Like so many Afghans, he says his life simply hasn't improved since the United States invaded Afghanistan and promised to uplift its 30 million citizens.
"All this help and money are coming. Where does it go? Who they are giving this money to?" he asks as he bends down in one of the two rooms in his home, the roof too low to stand up straight. He and his children sleep on thin mattresses that rest on a dirt floor.
"We hear the news all the time from the radio that millions of dollars have come to Afghanistan," he continues. "But I haven't seen any sign of it."
Today's conference was held under extraordinary security. For much of Monday and all day Tuesday, every street in central Kabul was closed to traffic. That's like closing down Times Square, and every street leading into it.
Insurgents did manage some minor incidents. But the largest attack was foiled.
Afghan intelligence agents raided a house in eastern Kabul, interfering with an insurgent plan to fire more than a dozen mortars at the conference, according to intelligence agents who spoke on the condition of anonymity.
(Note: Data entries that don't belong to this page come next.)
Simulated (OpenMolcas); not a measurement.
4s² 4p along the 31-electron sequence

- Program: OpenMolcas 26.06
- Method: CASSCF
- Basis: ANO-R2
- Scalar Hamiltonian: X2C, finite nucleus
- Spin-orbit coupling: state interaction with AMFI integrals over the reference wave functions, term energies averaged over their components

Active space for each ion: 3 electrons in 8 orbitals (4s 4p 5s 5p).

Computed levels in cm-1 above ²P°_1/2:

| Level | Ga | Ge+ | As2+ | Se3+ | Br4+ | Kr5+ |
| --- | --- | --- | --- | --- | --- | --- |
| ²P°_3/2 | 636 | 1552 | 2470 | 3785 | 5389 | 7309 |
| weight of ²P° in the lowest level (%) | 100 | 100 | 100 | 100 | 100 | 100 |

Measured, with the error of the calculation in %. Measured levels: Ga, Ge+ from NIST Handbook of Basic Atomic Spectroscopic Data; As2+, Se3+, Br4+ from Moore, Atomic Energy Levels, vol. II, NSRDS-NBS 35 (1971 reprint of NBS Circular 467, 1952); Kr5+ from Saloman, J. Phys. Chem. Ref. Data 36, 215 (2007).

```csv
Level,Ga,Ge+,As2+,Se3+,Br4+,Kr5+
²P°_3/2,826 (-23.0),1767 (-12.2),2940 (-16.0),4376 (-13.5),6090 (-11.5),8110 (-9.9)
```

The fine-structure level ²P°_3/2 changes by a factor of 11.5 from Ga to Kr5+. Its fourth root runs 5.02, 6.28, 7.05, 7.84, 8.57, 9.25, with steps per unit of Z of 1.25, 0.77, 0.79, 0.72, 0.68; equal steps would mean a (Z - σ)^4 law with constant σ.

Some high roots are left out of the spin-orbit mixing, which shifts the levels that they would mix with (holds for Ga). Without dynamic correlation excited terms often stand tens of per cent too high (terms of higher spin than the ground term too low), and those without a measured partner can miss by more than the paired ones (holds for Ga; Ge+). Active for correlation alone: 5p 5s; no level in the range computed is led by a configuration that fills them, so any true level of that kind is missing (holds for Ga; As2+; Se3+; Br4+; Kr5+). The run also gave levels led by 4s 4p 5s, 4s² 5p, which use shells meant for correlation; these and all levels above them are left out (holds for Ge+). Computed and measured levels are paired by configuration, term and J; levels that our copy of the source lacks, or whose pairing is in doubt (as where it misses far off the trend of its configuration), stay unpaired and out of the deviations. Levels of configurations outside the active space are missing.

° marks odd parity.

The agents, along with police officers, searched the home near Kabul's sports stadium and found one member of an insurgent cell. They forced him to use his phone to call other members of the cell and tell them to come to the house. When all six of them arrived, each was arrested, according to the intelligence agents.
The mortar's targeting system, which used GPS, was fixed on the foreign ministry, the agents said. The cell planned to begin firing the mortars after the conference began, and when local police responded to the scene, six gunmen wearing suicide vests planned to create a defensive ring, hoping to allow the mortars to continue firing.